In this day in age, it can be hard to tell a professional from an amateur. 

Many of us are opting to work from home, joined the freelance contingency or have a relaxed dress code.  It’s not unusual to meet in a hipster coffee shop as opposed to a swanky downtown office building or to meet someone with a hoody and a pair of converse teamed with ripped jeans versus a suited individual.

In the PR industry, there’s no barrier to entry which means technically you don’t necessarily have had to study to public relations to be gainfully employed.  In the instances of other Chartered professions such as architecture or accountancy, you will have gone through many years of study and exams to be qualified.

Anyone running around with a laptop and a phone can call themselves a PR person.  They might have a few hundred or even thousand friends, fans, followers or connections on Facebook, Twitter or Snapchat but what skills do they possess when the going gets tough, when the client is demanding results, qualifying the ROI and in times of crisis?

PR done right can be magical, not because it’s Disney or Ab Fab where the world looks perfect and its party after party every night, but because public relations can have real power and influence.  PR can change behaviour, influence decision making, challenge perceptions and above all manage and build reputation.

Reading how to guides and having a go are all to be commended, because like most things in life practice makes perfect, but there are some things that you shouldn’t leave to chance.

When it comes to reputation whether you’re a large organisation and are faced with something mega such as the BP oil disaster or the horse meat scandal it pays to have experts on your side.  You might think that this will never happen to you, but one tweet can be detrimental to your reputation, it can instantly leave you with no or little custom and a negative impression in the public domain.

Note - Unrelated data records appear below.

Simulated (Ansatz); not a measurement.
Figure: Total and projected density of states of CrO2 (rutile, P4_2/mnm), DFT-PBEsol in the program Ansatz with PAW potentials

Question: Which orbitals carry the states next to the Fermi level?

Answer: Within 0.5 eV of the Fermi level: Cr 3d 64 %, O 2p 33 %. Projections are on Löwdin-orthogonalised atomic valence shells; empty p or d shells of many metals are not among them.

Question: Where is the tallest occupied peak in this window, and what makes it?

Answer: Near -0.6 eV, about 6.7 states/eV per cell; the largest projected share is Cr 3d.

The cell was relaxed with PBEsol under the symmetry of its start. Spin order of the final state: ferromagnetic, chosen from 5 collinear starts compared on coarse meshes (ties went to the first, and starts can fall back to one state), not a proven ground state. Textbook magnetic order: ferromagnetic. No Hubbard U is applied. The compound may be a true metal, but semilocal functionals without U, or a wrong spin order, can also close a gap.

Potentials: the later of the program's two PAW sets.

You will have built your reputation up over time, maybe even years so don’t leave it in the hands of amateurs.  It would be akin to giving an inflated balloon to a cat with sharp claws.

When seeking out the services of a PR professional ask them:

1.     Are they a member of a professional body such as The Chartered Institute of Public Relations (CIPR)?

2.    Are they a Chartered Practitioner?

3.    How will they deliver impact for your business?

4.    Ask about what they have done for other or similar clients; they should be only too delighted to speak of their successes (they are PR people after all).